Hopefully by this week. I'm still in the debugging phase of the work.
While you are welcome to reuse some of my algorithms, I doubt you can
reuse the code as much as you want. It's basically for my DNF use. You
might need to factor out some general codes which you can find
reusable.
I fully understand the I/O benefits as I put in my first message. And it
is classified as "Scenario 1". There is no doubt that it should be
considered as part of your work. However, for this, CNF is not
necessary.
For scenario 2, the benefits will be from less incore logical
expression evaluation costs and no I/O benefits as I can see. And use of
CNF may or may not lead to cheaper evaluations as the example in my
first message shows. In other words, after use of CNF, you should
compare the eval cost with that in the original expression eval before
deciding either the CNF or the original form should be evaluated.
Please let me know if I miss any of your points.
Thanks,
Yan
________________________________
From: Swati Jain [mailto:swati.j@aggiemail.usu.edu]
Sent: Monday, July 12, 2010 11:52 AM
To: Yan Zhou
Cc: pigdev@hadoop.apache.org
Subject: Re: PIG Logical Optimization: Use CNF in SplitFilter
I was wondering if you are not going to check in your patch soon then it
would be great if you could share it with me. I believe I might be able
to reuse some of your (utility) functionality directly or get some
ideas.
About your costbenefit question:
1) I will control the complexity of CNF conversion by providing a
configurable threshold value which will limit the ORnesting.

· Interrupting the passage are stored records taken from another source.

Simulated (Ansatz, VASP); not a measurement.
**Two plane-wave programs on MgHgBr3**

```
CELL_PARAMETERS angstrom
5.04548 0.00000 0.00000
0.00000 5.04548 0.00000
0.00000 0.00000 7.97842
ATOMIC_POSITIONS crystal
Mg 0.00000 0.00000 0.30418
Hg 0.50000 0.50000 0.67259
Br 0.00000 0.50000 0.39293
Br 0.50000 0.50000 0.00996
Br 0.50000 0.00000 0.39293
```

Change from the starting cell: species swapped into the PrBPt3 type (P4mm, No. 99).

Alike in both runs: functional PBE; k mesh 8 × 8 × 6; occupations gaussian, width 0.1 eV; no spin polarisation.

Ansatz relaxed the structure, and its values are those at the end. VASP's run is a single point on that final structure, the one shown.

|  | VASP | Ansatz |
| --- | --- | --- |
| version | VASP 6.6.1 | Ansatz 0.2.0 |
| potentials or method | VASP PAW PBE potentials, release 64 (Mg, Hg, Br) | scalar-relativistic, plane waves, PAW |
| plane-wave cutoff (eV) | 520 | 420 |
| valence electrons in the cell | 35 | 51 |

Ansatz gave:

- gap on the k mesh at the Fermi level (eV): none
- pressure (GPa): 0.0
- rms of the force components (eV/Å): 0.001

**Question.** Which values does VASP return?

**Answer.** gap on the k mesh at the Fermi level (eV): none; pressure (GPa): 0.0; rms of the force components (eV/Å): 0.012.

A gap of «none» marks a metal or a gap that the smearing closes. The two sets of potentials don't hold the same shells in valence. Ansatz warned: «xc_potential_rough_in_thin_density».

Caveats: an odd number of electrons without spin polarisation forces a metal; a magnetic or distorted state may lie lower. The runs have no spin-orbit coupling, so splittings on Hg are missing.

2) One benefit of this conversion is that it will allow pushing parts of
a filter (conjuncts) across the joins which is not happening in the
current PushUpFilter optimization. Moreover, it may result in a
cascading effect to push the conjuncts below other operators by other
rules that may be fired as a result. The benefit from this is really
data dependent, but in bigdata workloads, any kind of predicate
pushdown may eventually lead to big savings in amount of data read or
amount of data transfered/shuffled across the network (I need to
understand the LogicalPlan to PhysicalPlan conversion better to give
concrete examples).
Thanks!
Swati
On Mon, Jul 12, 2010 at 10:36 AM, Yan Zhou <yanz@yahooinc.com> wrote:
Yes, I already implemented the "NOT push down" upfront, so you do not
need to do that.
The support of CNF will probably be the most difficulty part. But as I
mentioned last time, you should compare the cost after the trimming CNF
to get the postsplit filtering logic. Given the complexity of
manipulating CNF and undetermined benefits, I am not sure it should be
in scope at this moment or not.
To handle CNF, I think it's a good idea to create a new plan and connect
the nodes in the new plan to the base plan as you envisioned. In my
changes, which uses DNF instead of CNF but processing is similar
otherwise, I use a LogicalExpressionProxy, which contains a "source"
member that is just the node in the original plan, to link the nodes in
the new plan and old plan. The original LogicalExpression is enhanced
with a counter to trace the # of proxies of the original nodes since
normal form creation will "spread" the nodes in the original tree across
many normalized nodes. The benefit, aside from not setting the plan, is
that the original expression is trimmed according to the processing
results from DNF; while DNF is created separately and as a kinda utility
so that complex features can be used. In my changes, I used
multiplechild tree in DNF while not changing the original binary
expression tree structure. Another benefit is that the original tree is
kept as much as it is at the start, i.e., I do not attempt to optimize
its overall structure beyond trimming based upon the simplification
logics. (I also control the size of DNF to 100 nodes.) The down side of
this is added complexity.
But in your case, for scenario 2 which is the whole point to use CNF,
you would need to change the original expression tree structurally
beyond trimming for postsplit filtering logic. The other benefit of
using multiplechild expression is depending upon if you plan to support
such expression to replace current binary tree
in the final plan. Even though I think it's a good idea to support that,
but it is not in my scope now.
I'll add my algorithm details soon to my jira. Please take a look and
comment as you see appropriate.
Thanks,
Yan
________________________________
From: Swati Jain [mailto:swati.j@aggiemail.usu.edu]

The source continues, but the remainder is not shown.